This is not in my plan. My plan says that for trend-continuation trades I must trail my stop-loss below structure lows. However, I got nervous that price was going to retrace back to my entry and I didn’t want to surrender my profits.
So I decided to move my stop-loss beneath previous resistance on a whim.
Then look what happened:
Not only did I get stopped out for a micro profit compared to what unfolded, but I was just barely stopped out by the spread. It could not have been any closer to being a huge winner.
Instead I came away with a pathetic 3:1R on this monster trade. Terrible decision! This is a fantastic example of what it looks like to shoot yourself in the foot as a trader.
All I had to do was sit on my hands and let the market play out, but yet again I felt the need to micromanage this trade and “lock in” my open profits.
Then, to top it off, immediately after being stopped out I had a valid re-entry opportunity to get long again before this move occurred. But I did not take it. The reason I didn’t take it was because I thought EUR/USD was looking pretty bearish on the 4HR and Daily.
I was nervous about an impending retracement and I didn’t want to take a loss immediately after screwing up my trailing stop.
But the 1-Hour was in a clear up-trend, and as I am a developing trader, my trading plan is very simple and does not account for discretion like that. In other words, I had no excuse for not taking that setup. I talked myself out of it out of fear.
This week’s experiences with EUR/USD really stung. I am very disappointed with how I managed this trade and allowed this rare opportunity for a quick and easy big win to slip past.
If I could give you one piece of advice and have you follow it, it would be this: whatever you think the market is going to do, you’re wrong.
You have no idea. So stick to your damn trading plan, and don’t even think about bending your rules for any reason whatsoever. Trust your plan. If I had more trust in my plan, then this month would have been phenomenal.

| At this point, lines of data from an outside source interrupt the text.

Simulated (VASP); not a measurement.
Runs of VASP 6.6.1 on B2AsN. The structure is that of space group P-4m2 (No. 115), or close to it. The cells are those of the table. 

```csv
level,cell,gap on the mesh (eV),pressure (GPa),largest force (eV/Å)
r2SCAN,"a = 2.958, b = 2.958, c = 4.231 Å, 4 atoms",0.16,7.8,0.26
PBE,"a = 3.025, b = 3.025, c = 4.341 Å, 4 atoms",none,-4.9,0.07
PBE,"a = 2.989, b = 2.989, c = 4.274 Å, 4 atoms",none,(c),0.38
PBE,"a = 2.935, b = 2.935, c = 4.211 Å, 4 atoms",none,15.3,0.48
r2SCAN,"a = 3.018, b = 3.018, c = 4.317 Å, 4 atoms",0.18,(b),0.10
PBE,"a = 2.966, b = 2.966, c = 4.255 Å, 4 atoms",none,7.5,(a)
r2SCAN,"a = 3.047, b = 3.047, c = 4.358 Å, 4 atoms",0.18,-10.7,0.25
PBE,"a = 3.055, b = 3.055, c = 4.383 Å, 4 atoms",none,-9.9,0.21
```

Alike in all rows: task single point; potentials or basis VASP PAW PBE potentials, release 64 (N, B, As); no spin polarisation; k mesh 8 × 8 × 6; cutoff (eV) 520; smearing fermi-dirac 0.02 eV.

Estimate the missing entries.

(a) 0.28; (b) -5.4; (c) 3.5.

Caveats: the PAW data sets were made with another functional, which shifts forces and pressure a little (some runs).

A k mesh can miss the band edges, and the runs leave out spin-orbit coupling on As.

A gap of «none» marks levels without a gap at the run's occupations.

Instead, I spoiled an opportunity to significantly grow my account and my grind towards new equity highs continues. This is a cautionary tale of a trade.
Don’t do what I did here, and you’ll do well.
What I Did Wrong:
Trailed stop-loss too tight, broke my rules, failed to take a valid trade.
Why I Did It:
I thought I knew that price was going to retrace and I didn’t want to lose open profits. Then I didn’t want to re-enter and take a loss.
– Do more self-checks and self-talk when making decisions like this.
– Visualize this scenario happening again, practice making the right move.
– Review my back-testing results regularly, study my biggest winners.
– Meditate on mental blockages and why I acted against my best interest.
– Print out the chart and put it up on my wall for a few weeks.
– Study it, learn from it and move on. Do better on the next trade.
This was a good trade, but it didn’t pan out. Textbook pullback setup that meets my rules.
Not much to say about this one. I couldn’t have done anything differently.
When you trade trend-continuation and momentum setups you are inevitably going to get caught in a reversal or consolidation period sometimes.
Another trade that met my rules completely, so not much to talk about here either.
The only thing I would note is that this was a weak breakout. It is probably worth my time to keep track of how these types of trades perform.
I would be better off not taking setups that look ugly immediately after a weak breakout like this. But as my trading plan currently stands, this was a good trade.
Later in the year I will address these concerns and re-test my strategy with new rules. But for now I must stick to the plan as it is.
The market really likes to kick you when you’re down sometimes.
After taking a couple of losses in a row and screwing up my trailing stop on the EUR/USD trade, I finally got involved with a setup that looked like it might win.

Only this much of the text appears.